Coking coal costs push down SAIL’s Q3 net profit

Our Bureau New Delhi Jan 13 | Updated on January 17, 2011 Published on January 17, 2011




Rising coking coal costs, exerting pressure on profit margins, has resulted in a 34 per cent drop in net profit for Steel Authority of India Ltd (SAIL) for the quarter ended December 2010. Net profit for the quarter stood at Rs 1,107 crore (Rs 1,675 crore).

The dip in net profit comes despite SAIL registering record Q3 sales of 3.25 million tonnes, a growth of 10.7 per cent over the corresponding quarter last year. The record sales figure resulted in record gross sales turnover in Q3 for SAIL. Gross sales turnover stood at Rs 12,276 crore a growth of 17.5 per cent over Rs 10,447 crore in the corresponding quarter last year.

Commenting on the company’s performance, SAIL Chairman, Mr C S Verma said, “There has been an uptrend in sales and profit compared to the preceding quarter, despite a higher cost push. I am confident that our SAIL team will face the challenges to maintain this improving trend.”

The company’s raw material costs for the quarter under review stood at Rs 5,262 crore, more than 37 per cent higher than Rs 3,823 crore in the corresponding quarter last year.

“There has been an adverse impact on profit mainly because of coking coal prices. In this quarter we had to buy coking coal at $205 per tonne as compared to $128 per tonne in the corresponding quarter last year. But we took some steps to negate the rising input costs which helped us keep in check the adverse impact on our profits,” said Mr Verma.

To partially neutralise the cost push, SAIL stepped up its production to record highest ever Q3 hot metal production at 3.96 million tonnes, 12 per cent higher than Q2 and 4 per cent higher than the corresponding quarter last year. Production of crude steel stood at 3.7 million tonnes while saleable steel production at 3.33 million tonnes also reported a strong growth.

SAIL incurred a capital expenditure of Rs 2,699 crore during Q3, taking the total outgo for this fiscal up to Rs 8,002 crore. During the quarter, the company completed installation of guillotine shear in the plate mill of Bhilai Steel Plant, coal dust injection system in Blast Furnaces 2 & 3 at Bokaro Steel Plant and a 700 tpd Oxygen Plant at Rourkela Steel Plant amongst others.

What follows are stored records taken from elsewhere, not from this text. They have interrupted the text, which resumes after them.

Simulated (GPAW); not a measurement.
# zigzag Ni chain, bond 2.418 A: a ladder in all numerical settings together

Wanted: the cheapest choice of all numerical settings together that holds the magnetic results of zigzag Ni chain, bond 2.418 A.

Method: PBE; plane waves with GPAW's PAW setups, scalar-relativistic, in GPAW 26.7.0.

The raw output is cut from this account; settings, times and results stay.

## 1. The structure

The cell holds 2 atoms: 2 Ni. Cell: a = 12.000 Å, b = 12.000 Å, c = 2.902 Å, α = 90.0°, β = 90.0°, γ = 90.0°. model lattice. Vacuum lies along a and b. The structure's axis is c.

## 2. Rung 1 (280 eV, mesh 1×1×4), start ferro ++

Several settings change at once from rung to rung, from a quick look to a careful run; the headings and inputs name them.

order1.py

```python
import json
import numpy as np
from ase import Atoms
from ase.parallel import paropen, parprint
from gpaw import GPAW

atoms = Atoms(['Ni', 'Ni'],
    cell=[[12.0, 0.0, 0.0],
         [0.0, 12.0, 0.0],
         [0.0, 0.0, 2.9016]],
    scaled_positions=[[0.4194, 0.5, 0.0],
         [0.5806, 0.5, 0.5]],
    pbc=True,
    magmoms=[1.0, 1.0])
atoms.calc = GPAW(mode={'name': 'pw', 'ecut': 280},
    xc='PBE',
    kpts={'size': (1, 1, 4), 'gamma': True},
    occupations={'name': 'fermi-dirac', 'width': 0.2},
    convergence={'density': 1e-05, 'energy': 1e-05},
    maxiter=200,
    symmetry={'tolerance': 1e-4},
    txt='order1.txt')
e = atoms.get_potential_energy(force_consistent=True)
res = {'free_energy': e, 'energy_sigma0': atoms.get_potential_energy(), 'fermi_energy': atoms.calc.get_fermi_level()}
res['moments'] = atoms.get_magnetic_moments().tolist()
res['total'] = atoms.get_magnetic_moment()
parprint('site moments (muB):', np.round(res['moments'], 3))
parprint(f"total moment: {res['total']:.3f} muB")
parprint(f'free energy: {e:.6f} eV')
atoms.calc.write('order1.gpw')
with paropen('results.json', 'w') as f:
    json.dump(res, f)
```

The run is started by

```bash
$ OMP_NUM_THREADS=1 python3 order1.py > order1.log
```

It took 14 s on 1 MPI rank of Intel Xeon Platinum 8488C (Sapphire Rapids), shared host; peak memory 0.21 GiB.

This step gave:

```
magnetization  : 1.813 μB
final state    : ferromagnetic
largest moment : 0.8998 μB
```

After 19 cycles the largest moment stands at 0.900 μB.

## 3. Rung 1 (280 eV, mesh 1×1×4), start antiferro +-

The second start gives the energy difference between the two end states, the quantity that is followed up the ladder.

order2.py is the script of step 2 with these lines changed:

The SAIL Board has approved interim dividend for its shareholders at 12 per cent of the company’s paid-up capital amounting to Rs 495.65 crore.

Follow-on Public Offer

The SAIL Chairman also added that the company would be filing its draft red-herring prospectus in January for the follow-on public offer (FPO). “We will be filing the DRHP in January and the FPO should hit the market in the second week of February depending on market conditions,” said Mr Verma.

On the likelihood of SAIL opening steel plants overseas, Mr Verma said, “We are evaluating opportunities in various countries, not just South Africa. If the government of those countries can provide us with the adequate raw materials and land we would like to open a small steel plant.

SAIL announced the result after the markets closed but the company’s scrip closed 2.26 per cent lower at Rs 172.90 on the BSE.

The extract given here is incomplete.